Game Development on Multicore

My second project I did at Hochschule der Medien Stuttgart was to explore different parallelization techniques and to test their use for game development. At this project I worked together with my classmate Kay Plößer. The idea to make this project had our professor Walter Kriha.

In the past traditional games used a single-threaded loop to process events and to render the world. This was fine as long as CPUs had only one core. The life for programmers was easier. If the processing power for a game was not enough, developers just had to wait until the next faster CPU with a higher clock speed was released. It was fact that the same code would run faster on a new CPU.

With the introduction of the multicore processors this free lunch was over. The performance improvement of new CPUs was no longer achieved with a higher clock speed. Instead performance improvements have been established through multicore architecture and hyper threading. This led to a fundamental change in software development as well as in game development.

First multithreading in games was done with separating the different parts of the engine in threads. Processing for game mechanics, rendering, physics, networking, artificial intelligence and sounds were done in different threads. The advantage of this approach was that existing game code could be reused. Just find the parts of your game engine which act independent of each other and put them into different threads.

But there were some problems with this approach. Only a limited number of parts could be separated into threads. This means that this approach only works for a small number of cores and could only be optimized for a constant number of cores. It is also possible that these parts do not have the same amount of processing to do. This leads to the behavior that threads wait for the other threads to finish. In this case several cores of the CPU are not used. Additionally, parts are not totally independent of each other. This leads to shared state. Shared state is data that two or more threads read and modify. To prevent inconsistent data shared state need to be handled. First it was tried to handle shared state with locks. With a lock, only one thread gets the permission to modify data while the other threads are not allowed to access the data at the same time. But locking had the big problem of deadlocks. And even if locking was handled correct, it could lead to serial processing, which we do not want to have in a multithreaded environment. Another issue with this approach is that context switches of these threads are expensive. It is reasonable to use as many threads as cores are available to avoid context switches. However, this leads to an optimization for a constant number of cores. There is no performance boost with a higher number of cores.

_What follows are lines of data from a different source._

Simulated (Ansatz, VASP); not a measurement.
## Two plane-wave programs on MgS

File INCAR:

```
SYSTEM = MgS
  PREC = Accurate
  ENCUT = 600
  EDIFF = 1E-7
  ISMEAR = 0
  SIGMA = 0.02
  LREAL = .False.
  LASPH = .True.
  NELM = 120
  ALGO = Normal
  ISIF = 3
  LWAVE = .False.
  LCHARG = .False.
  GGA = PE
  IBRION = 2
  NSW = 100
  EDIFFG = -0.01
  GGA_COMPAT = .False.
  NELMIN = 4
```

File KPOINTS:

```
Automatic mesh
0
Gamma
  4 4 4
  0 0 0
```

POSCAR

This first approach was not the answer for making games multithreaded. This is where the work for our project started. We wanted to find out how we can program in parallel to be prepared for the future. Wouldn’t it be nice when we could have the free launch again? That our code would run faster on a new CPU with more cores without changing anything of our code? Yes it would. But how can we achieve this?

There are three approaches that have been done in software development: Software Transactional Memory, Job Management and Actor Model.

The idea of Software Transactional Memory is that commands, which are related to shared state, are combined into a transaction. After each transaction it is checked if the data is consistent. If that is not the case the transaction can be rolled back and processing needs to be done again. This technique has the big advantage that there are no deadlocks and data is never inconsistent. However, it also has a big overhead, which is bad for performance of the application. Additionally, there is the same problem with context switches as in the previous approach. Therefore Software Transactional Memory is not applicable for the free launch paradigm.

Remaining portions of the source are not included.